Sunday, July 07

Geek

Daily News Stuff 7 July 2019

Seven Of Seven Edition

Tech Thoughts

It's the Sunday of an extra-long weekend in the US and tech news is rather thin on the ground right now.  So here are some random thoughts about bit-banging video cards.

Those videos yesterday about building the world's worst video card made me wonder if there was something in the middle - between breadboarding an entire circuit from 74LS chips and just soldering resistors to a development kit and doing everything in software.

And, it turns out, there is one - exactly one - chip right in the middle.

http://ai.mee.nu/images/WorldsWorstGPU6.jpg?size=720x&q=95

The Pic32MX2 (PDF) is available in a old-fashined 28-pin DIP (.3 inch, rather than the fat .6 inch type) so you can drop it into your breadboard right beside your quad J/K flip flops and your 8-input NAND gates and it won't look out of place.

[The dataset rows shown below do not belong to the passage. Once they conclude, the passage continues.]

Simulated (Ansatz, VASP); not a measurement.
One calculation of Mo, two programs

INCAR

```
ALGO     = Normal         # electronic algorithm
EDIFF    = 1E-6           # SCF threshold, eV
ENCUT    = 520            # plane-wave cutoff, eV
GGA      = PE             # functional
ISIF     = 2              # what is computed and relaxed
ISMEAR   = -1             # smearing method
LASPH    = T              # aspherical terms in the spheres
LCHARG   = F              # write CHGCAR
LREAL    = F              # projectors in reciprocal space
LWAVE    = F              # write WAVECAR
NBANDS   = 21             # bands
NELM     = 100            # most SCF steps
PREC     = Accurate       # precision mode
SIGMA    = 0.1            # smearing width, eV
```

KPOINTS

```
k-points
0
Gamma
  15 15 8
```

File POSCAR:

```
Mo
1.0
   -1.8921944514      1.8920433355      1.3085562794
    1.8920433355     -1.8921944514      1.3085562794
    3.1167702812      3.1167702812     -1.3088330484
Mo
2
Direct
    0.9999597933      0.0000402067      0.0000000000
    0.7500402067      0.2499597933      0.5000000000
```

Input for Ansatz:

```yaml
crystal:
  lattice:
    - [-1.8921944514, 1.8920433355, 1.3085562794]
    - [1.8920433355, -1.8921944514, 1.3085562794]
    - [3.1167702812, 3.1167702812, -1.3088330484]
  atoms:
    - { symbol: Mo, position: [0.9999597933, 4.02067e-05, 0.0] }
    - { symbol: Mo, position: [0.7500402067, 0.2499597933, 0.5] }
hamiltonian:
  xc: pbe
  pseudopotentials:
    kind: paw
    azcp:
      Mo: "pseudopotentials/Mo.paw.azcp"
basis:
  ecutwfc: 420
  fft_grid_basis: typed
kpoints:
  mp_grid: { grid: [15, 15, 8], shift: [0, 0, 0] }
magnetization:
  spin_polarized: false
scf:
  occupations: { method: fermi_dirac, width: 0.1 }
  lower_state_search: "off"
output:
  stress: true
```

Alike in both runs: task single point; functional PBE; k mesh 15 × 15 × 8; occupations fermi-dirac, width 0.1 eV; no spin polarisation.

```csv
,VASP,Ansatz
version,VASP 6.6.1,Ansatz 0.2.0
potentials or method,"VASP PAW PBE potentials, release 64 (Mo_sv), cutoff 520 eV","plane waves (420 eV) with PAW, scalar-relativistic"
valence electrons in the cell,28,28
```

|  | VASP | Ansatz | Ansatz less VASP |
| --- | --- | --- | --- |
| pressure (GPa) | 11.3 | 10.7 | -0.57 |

But inside is a different story: It's a 50MHz 32-bit MIPS M4K with up 256K of flash and 64K of RAM.  It has SPI and I2C and USB and DMA and counters and timers and analog/digital converters and all that stuff.  Though in the 28-pin package, which is the only one that you can plop into a breadboard, you have a total of 19 selectable I/O pins so all those features are multiplexed to hell.

It's $6.65 in Australia, quantity 1, for the exact version we want: The full 256KB of flash and 64KB RAM, 50MHz (there's a 40MHz version that is slightly cheaper, but that would screw up our video clocks), 28-pin DIP, and USB 2.0 support.

The way I'd probably approach this would be to design it to drive a standard 1080p monitor, but over VGA.  Monitors to support that are everywhere, and dirt cheap.

Unfortunately the 1080p60 pixel clock is 150MHz, which is far higher than we can reasonably drive with this except maybe in a monochrome character-cell mode.

http://ai.mee.nu/images/WorldsWorstGPU2.jpg?size=720x&q=95

But if we scale back to a retro-level 320x180 (1/6th the resolution horizontally and vertically) an 8-bit frame buffer takes 57600 bytes, neatly fitting in our 64K RAM.  And the pixel clock is 25MHz, half our CPU clock.  (Well, not exactly.  We might need to find a more precise crystal, like the guy in the second video.)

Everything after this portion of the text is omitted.